# Alaska flyfishing



## rhyneodem (Aug 15, 2006)

be in Alaska end of August, suggestions on gear and tackle, will be doing self guided fishing mainly Kenia peninsula area.


----------



## Outearly (Nov 17, 2009)

It has been a few years, but we fished a few of the streams that cross the road near Homer. The fly shops in the area will help you.

We did not have a clue, but caught a few fish with flies recommended by a local shop.

Streams that are fishable without a guide are available farther up the peninsula, we did not try that, just didn't have time.

It's achievable for sure, 5 weights will get it done.

You're doing the right thing doing your research now, it's a beautiful area.


----------



## salty_waders (Feb 13, 2006)

What's your target? A 5-6 wt will be fine for trout and grayling but you'll want a 7-8 wt for salmon. Typical trout flies for rainbows, dollies, and grayling such as dries, streamers, and eggs. Leach flies for the salmon. As mentioned, the fly shops should have some suggestions too.


----------



## rhyneodem (Aug 15, 2006)

Thanks guy's good info, have both 5 & 9 wt, have fished Guadalupe river so maybe covered on rainbows, Dollies etc. Hoping for a Silver though. Still looking into guide trip though.


----------



## Backcast (Jul 22, 2005)

I am going to Alaska on August 25th with Epic Angling and Adventure. Safari camp.

Here is a blog post about gear. There is a lot of good info on their website.

http://www.epicanglingadventure.com/alaska-fishing-trip-gear/

http://www.epicanglingadventure.com/

Joe


----------



## salty_waders (Feb 13, 2006)

Backcast said:


> I am going to Alaska on August 25th with Epic Angling and Adventure. Safari camp.
> 
> Here is a blog post about gear. There is a lot of good info on their website.
> 
> ...


Rus with Epic Angling is a very close friend of mine. He and I were guides at the safari camp for the previous owner, before Rus purchased the outfit several years ago. Epic Angling (and Rus) are top-notch and I can promise you wont be disappointed.


----------



## Haynie21T (Jun 9, 2017)

Be aware certain areas might be open where others might be closed in Alaska to certain types of fishing. The seasons and ways to fish are not uniform state wide. If you DIY be sure and get a fishing guide book and also know where you are fishing. Highly recommend a fishing guide for at least a day so you can see how they fish up there.


----------



## Ish (Oct 30, 2008)

the key to having a successful trip to AK is to take a bunch of pictures of everything (fish, gear, water, botes, scenery, food, accommodations, bears, hot Eskimo women,etc.) and posting them all up here when you get back.

please and thank you.


----------



## Meadowlark (Jul 19, 2008)

That time of year out on the Kenai, the kings will be mostly gone but the silvers and some reds should provide a lot of action. A good place to DIY is at the confluence of the Kenai and the Moose river...but it can be "jungle" fishing there at times. 
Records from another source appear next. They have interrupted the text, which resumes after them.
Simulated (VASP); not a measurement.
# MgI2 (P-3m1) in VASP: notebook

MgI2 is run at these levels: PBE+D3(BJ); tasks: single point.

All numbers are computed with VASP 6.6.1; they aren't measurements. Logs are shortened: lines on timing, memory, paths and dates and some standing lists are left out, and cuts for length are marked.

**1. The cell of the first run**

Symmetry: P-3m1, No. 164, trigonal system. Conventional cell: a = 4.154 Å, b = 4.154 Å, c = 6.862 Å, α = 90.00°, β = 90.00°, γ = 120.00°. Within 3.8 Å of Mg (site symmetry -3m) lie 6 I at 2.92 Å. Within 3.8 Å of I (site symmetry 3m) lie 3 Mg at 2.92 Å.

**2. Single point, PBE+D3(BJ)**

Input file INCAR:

7, 8 and/or 9 wts rigged with an intermediate line are pretty reliable, but I would take a 5 wt rigged with floating line and go looking for rainbows which are feasting on eggs/flesh at that time. Mouse flys are terrific fun on hungry rainbows. 

If you really want to experience Alaska, go remote, get away from the highways, away from civilization and then experience what Alaska is really all about. 

It's arguably one of the greatest, if not the greatest, fishing destinations left in the World!


----------



## Ish (Oct 30, 2008)

Meadowlark said:


> That time of year out on the Kenai, the kings will be mostly gone but the silvers and some reds should provide a lot of action. A good place to DIY is at the confluence of the Kenai and the Moose river...but it can be "jungle" fishing there at times.
> 
> 7, 8 and/or 9 wts rigged with an intermediate line are pretty reliable, but I would take a 5 wt rigged with floating line and go looking for rainbows which are feasting on eggs/flesh at that time. Mouse flys are terrific fun on hungry rainbows.
> 
> ...


watch out for this old grump, rhino.

if you pay him a compliment when he's on his period he'll jump all over you.


----------



## caddis (Jan 22, 2012)

Not sure on area, but look up a Cotton Candy for egg/flesh, egg sucking leaches in black and purple. Neon green Wooly Buggers and popsicles for Silvers big Zonkers in black or purple can work well for Silvers too. I'm not sure in that area, but on some rivers the silvers will school up on big cuts off the main river without current. Areas where the water runs when high but turn to one ended no current areas when water is down.


----------



## davidb (May 10, 2006)

You will be there at the peak of the Silver run for some rivers. A blue candlefish bucktail worked great near the rivers mouths. Silvers will take surface flies and an absolute blast to fish for this way. Poppers, Rats, Gurglers in pink, chartruese or purple were the ticket for me.

Always carry some egg flies for big trout and grayling they will be following the salmon.


----------



## houhunter (May 4, 2017)

*Going in mid July.*

Going to the Kenai July 16th until the 22nd. I bought an 8 weight 8 foot outfit to try out. Going to use Rod and Real outfitters. Last time they put us on silvers and halibut in the Kenai river and Ninilchik, respectively. Taking my three sons so I hope to really fill the freezer this year. Good luck.


----------